COMPUTING SCIENCE

# How to Count

Counting is something we learn so early in life that we tend to dismiss it as a trivial skill, beneath the notice of mathematics. The recent U.S. presidential election suggests otherwise. Although most of the vote-counting controversies last fall concerned *what* to count rather than *how* to count, the counting process itself also proved to be imprecise and unreliable. Counting and recounting the same batch of ballots seldom gave the same total twice. Evidently, counting is not the utterly deterministic procedure we take it to be. There is some wiggle and wobble in it.

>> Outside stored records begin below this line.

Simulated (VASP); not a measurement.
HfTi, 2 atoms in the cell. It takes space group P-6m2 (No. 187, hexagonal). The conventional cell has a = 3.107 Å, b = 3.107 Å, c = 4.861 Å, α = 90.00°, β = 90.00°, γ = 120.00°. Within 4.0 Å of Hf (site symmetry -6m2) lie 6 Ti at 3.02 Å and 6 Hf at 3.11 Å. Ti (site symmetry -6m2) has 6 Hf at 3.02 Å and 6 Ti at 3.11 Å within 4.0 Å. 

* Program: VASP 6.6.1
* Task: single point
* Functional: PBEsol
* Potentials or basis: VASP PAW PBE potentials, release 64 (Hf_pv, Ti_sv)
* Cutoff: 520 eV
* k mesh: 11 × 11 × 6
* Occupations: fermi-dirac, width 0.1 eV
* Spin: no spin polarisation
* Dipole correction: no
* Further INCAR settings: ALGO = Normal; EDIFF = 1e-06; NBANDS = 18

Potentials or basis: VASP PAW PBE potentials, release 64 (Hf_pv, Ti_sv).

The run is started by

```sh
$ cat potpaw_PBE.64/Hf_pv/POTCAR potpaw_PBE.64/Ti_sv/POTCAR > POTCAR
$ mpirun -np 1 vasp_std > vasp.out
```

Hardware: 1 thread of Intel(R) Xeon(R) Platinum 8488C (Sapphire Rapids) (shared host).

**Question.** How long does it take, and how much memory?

And ballots are not the only things we can lose count of. The Census Bureau has reported the U.S. population as 281,421,906, but no one believes this "actual enumeration" of the people is exact; the Bureau will deserve congratulations if even the first two of those nine digits are correct. Similarly, a U.S. Treasury web site displays "the public debt to the penny"; the last time I checked, the amount shown was $5,719,452,925,490.54, but again it's hard to believe that the accuracy of this figure matches its precision. Other purveyors of large numbers are more modest in their claims to exactitude. The New York Stock Exchange reports daily trading volume only to the nearest 100 shares. And the sign in front of my local McDonald's is stuck on "Over 99 billion served."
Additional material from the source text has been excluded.